The storage unit 915 can store user data, e.g., user preferences and user programs. The computer system 901 in some cases can include one or more additional data storage units that are external to the computer system 901, such as located on a remote server that is in communication with the computer system 901 through an intranet or the Internet.
[00136] The computer system 901 can communicate with one or more remote computer systems through the network 930. For instance, the computer system 901 can communicate with a remote computer system of a user (e.g., a mobile device). Examples of remote computer systems include personal computers (e.g., portable PC), slate or tablet PC’s (e.g., Apple® iPad, Samsung® Galaxy Tab), telephones, Smart phones (e.g., Apple® iPhone, Android-enabled device, Blackberry®), or personal digital assistants. The user can access the computer system 901 via the network 930.

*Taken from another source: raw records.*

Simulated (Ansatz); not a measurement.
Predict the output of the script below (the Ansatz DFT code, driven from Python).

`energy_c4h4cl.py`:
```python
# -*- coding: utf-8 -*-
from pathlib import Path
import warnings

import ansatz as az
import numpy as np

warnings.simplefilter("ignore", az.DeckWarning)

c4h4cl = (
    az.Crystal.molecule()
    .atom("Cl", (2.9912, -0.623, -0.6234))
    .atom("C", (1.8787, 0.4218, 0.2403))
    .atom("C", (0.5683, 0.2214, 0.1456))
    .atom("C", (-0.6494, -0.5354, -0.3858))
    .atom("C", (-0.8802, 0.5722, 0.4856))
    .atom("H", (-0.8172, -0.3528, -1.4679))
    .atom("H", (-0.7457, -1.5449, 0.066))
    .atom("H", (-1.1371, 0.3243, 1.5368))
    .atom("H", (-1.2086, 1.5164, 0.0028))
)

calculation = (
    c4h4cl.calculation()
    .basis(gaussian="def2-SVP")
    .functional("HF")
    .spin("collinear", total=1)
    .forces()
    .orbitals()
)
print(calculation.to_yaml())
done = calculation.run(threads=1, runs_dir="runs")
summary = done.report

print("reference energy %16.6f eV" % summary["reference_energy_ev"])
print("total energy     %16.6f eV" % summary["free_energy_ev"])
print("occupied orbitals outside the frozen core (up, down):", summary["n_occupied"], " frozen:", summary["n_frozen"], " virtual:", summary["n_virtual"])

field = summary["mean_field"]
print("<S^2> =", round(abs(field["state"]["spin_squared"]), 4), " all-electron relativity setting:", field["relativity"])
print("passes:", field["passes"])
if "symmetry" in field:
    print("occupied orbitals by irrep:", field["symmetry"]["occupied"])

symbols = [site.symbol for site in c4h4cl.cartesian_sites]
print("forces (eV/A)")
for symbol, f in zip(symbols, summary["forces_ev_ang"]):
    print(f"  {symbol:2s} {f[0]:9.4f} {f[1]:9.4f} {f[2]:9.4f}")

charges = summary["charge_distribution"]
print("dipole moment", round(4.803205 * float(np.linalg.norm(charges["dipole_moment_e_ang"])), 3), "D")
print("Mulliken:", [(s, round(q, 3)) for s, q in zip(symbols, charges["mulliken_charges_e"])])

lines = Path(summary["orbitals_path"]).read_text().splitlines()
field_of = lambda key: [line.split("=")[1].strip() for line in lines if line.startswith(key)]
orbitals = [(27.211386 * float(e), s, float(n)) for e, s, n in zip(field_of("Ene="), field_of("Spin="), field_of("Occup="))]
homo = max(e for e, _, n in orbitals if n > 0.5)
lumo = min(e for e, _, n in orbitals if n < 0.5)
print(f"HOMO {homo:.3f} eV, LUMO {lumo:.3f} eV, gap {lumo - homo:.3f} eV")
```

[00137] Methods as described herein can be implemented by way of machine (e.g., computer processor) executable code stored on an electronic storage location of the computer system 901, such as, for example, on the memory 910 or electronic storage unit 915. The machine executable or machine readable code can be provided in the form of software. During use, the code can be executed by the processor 905. In some cases, the code can be retrieved from the storage unit 915 and stored on the memory 910 for ready access by the processor 905. In some situations, the electronic storage unit 915 can be precluded, and machine-executable instructions are stored on memory 910.
[00138] The code can be pre-compiled and configured for use with a machine having a processer adapted to execute the code or can be compiled during runtime. The code can be supplied in a programming language that can be selected to enable the code to execute in a pre compiled or as-compiled fashion.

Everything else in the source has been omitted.